Lake Ellsworth Antarctic drilling project called off
An ambitious mission to drill through 3km (1.8 miles) of Antarctic ice to a lake that has been sealed off for thousands of years has been cut short.
The team at Lake Ellsworth decided to call off the mission in the early hours of Christmas Day UK time.
They were unable to join the main borehole with a parallel hole that was to be used to recover drilling water.
The team is now "weatherising" the equipment and it is unclear when they will be able to resume the project.
The £8m ($13m) project, headed by the British Antarctic Survey (Bas), aimed to drill carefully down using near-boiling water to pierce the lake, which has been untouched for as much as half a million years.
The hope had been to find hints of simple life forms existing in the extreme conditions of pressure and temperature, and to find a record of climate in the lake's sediments.
Searching for life in the hidden waters of Lake Ellsworth was one of the most ambitious British science projects of recent years, so this failure in the drilling programme will come as a huge blow.

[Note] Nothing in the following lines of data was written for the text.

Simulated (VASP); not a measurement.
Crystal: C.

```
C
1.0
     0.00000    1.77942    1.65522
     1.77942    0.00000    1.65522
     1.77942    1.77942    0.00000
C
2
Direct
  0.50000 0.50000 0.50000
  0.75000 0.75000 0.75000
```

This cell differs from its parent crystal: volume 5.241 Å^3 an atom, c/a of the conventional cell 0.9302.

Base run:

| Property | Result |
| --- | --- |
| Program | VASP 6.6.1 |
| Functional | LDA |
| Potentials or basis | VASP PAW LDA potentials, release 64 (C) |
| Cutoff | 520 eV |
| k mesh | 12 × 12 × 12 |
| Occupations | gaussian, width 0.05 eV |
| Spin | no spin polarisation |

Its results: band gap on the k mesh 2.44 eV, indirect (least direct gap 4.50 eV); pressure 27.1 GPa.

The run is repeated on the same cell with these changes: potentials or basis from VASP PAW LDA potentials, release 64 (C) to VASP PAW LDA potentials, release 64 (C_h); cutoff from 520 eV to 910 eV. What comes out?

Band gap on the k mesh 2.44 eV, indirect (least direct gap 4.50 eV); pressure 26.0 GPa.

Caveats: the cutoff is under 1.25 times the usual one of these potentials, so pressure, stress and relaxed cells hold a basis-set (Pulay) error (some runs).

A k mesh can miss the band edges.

The team knew that the risks were high, but the idea of exploring an ancient and mysterious body of water isolated for hundreds of thousands of years had inspired passion and determination.
The challenge of designing and engineering equipment that could remain sterilised on the long journey to Antarctica, and then down through the 3km of ice-sheet, was immense and involved hundreds of people.
So the disappointment will be felt far beyond the 12 men at their remote camp on the ice. Engineers, technicians, support staff - and researchers eager for the results - will feel heavy disappointment. They may try again next year. But this was frontier science, a gamble, and it did not pay off.
The programme ran into trouble last week as the main boiler used to heat drilling water broke down, with a replacement part being flown from the UK reaching the remote site last Friday.
With the boiler working, the team aimed to make two parallel boreholes, intended to join 300m below the surface.
A first borehole was drilled and left for 12 hours to create a hot-water cavity. This was to be used to re-circulate drilling water and to balance pressures when the sequestered lake was finally breached.
However, the team were unable to reach the cavity during the course of drilling the second, main borehole.
"We kept trying for over 24 hours to reach that connection but we couldn't do it," said principal investigator of the project Martin Siegert, from the University of Bristol.
"All that time we were losing fuel and water from the ice sheet surface and we got to a critical condition where our calculations showed us we simply didn't have enough fuel to continue any further down into the ice sheet to hit the top of the lake," he told BBC News.
The team is now starting the long process of gathering up its equipment for eventual return to the UK, where it will be serviced.
Once back on UK soil, the team will have to develop a report on what went wrong, and only then can the thought of a return trip be considered.
"It will take a season or two to get all of our equipment out of Antarctica and back to the UK, so at a minimum we're looking at three to four, maybe five years I would have thought," Prof Siegert said.
But he remained hopeful about the future, and said that this year's mission was far from a complete loss.
"We still want to do that testing, they were compelling scientific drivers a few years ago and they remain so. It's very important that we take stock of what we achieved here," he said.
Given the long time that it may take to fund and mount another mission to Ellsworth, it may be that other nations aim for other sealed-off Antarctic lakes in the nearer term.
"We have never depicted it as a race, but it may well happen that others get there first," Audrey Stevens, Bas spokesperson, told BBC News.